Agreed. Nevertheless, as vast as the federal government is, at the local and state levels the astonishing rate of growth of government has also amplified and compounded the temptations and rewards of corruption. Moreover, at the state and local levels, public scrutiny and understanding are often weak and the specialized investigative and prosecution resources needed in public corruption cases tend to be inadequate or lacking. For antelope and crooks alike, avoiding a large herd can be a better strategy in that it also avoids the largest concentration of hunters.
Moreover, at the state and local levels, public scrutiny and understanding are often weak and the specialized investigative and prosecution resources needed in public corruption cases tend to be inadequate or lacking.
At the federal level, adequate resources are there for the proper scrutiny and/or prosecution of contracting “irregularities” but these enforcement capabilities are rarely used to crack down on unscrupulous behavior. Sure, every now and then there’s a high profile case exposing corruption, but for every one of those cases there is a multitude of other ones that escape attention and/or corrective actions.

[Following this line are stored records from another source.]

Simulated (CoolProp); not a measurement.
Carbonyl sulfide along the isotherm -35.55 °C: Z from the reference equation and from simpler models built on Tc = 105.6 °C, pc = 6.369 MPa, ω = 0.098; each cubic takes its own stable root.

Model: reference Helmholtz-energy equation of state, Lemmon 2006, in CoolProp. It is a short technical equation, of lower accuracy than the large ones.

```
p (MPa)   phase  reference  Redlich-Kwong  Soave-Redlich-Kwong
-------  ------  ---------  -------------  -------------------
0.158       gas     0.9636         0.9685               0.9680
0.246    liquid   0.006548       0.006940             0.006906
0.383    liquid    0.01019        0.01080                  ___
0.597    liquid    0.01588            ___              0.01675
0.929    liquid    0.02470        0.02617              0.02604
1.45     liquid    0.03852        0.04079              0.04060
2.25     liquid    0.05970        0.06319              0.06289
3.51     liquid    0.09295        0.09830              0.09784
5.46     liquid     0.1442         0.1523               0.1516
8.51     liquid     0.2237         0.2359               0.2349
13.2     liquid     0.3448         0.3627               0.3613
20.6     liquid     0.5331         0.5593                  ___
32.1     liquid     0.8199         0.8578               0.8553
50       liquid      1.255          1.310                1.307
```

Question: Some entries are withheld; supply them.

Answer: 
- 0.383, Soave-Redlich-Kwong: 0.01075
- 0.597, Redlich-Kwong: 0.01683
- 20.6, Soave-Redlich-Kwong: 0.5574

Contracting offices in the federal government are often hesitant to confront contractors. They just don’t want to open the can of worms or get political blow back. The project offices often turn a blind eye toward questionable things because they just want the work done quietly, even if they contractor is ripping them off or not fully adhering to the terms of the contract. The project offices also fear having their own dirty laundry aired out.
Its interesting that problems exist at both the federal and state/local levels and go unaddressed, but for different reasons.